Bread & Tulips

Despite being a die-hard romantic, I'm not usually a proponent of l'affair, the "I'm leaving you for another man" syndrome. Suffice it to say, I've never seen The Bridges of Madison County (and don't want to), I thought the soulful protagonist of The Age of Innocence was a dip, and I was on Billy Zane's side during all three hours of Titanic (typical woosy "I'm my own woman but I don't have enough guts to be honest and run the risks of my own mistakes" attitude at work there. I was willing to credit that she didn't have the nerve to stand up to Billy Zane because he was, you know, the bad guy, but I thought she could have had the moral fiber to at least not have sex with another guy when she was already having sex with her fiance).

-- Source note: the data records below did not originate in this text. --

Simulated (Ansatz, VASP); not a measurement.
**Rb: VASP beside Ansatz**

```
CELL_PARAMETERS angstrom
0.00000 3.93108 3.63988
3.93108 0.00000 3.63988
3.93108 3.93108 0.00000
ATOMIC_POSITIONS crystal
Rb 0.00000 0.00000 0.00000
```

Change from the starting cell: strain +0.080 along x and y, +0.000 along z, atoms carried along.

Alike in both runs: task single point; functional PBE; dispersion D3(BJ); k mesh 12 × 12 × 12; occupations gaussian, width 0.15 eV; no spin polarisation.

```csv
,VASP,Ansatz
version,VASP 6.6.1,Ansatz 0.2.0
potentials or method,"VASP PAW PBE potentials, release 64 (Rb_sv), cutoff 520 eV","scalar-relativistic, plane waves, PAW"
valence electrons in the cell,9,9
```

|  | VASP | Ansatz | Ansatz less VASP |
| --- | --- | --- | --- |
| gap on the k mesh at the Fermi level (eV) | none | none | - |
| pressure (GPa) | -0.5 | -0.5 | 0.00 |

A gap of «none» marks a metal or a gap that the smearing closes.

However, Bread & Tulips is an exception to the typical woman-leaves-husband scenario, although it isn't really an exception because it is so much its own kind of movie. It is the tale of a Italian mother who gets seperated from her family during a vacation, goes to Venice and well, stays, more or less. It's a beautiful film and incredibly romantic although the fated couple don't even kiss until the credits. The romance is less about sex and more about joie de vivre, the lushness, fundamental wonder and quiet beauty of life: bread and tulips. More importantly, there is no overwhelming American Beauty type angst. This isn't about the secret, tawdry underworld of the middle class (American or Italian). It isn't about the futility of life and how you can only find happiness in someone else's arms, blah, blah, blah. There's no angst involved at all.

Which isn't to say that the exceptionally light touch at work in the film is devoid of substance. The mom experiences a series of "waking" dreams, dreams that reinvoke the family life that she isn't really running away from but isn't running towards either. This isn't about escape, rather it is about finding something of worth, in oneself, in life, for one's children.

But even that sounds like special pleading. It is nearly impossible to convey the feel of the film. It is not preachy, belonging (in bouquet loads) to the "show don't tell" philosophy of story-telling. This happened. And this. And this is how it felt. The audience is guided gently into a world that seems almost fairytalish and yet more real than reality. The final scenes invoke the dragon-slaying of fairytales, only in a harmonious, golden, sleepy Venice kind of way. It is one of the happiest films I've ever seen (alongside Joe Versus the Volcano). There are very few movies in this world that can make me wish I was over forty and in Venice at the same time. But it does.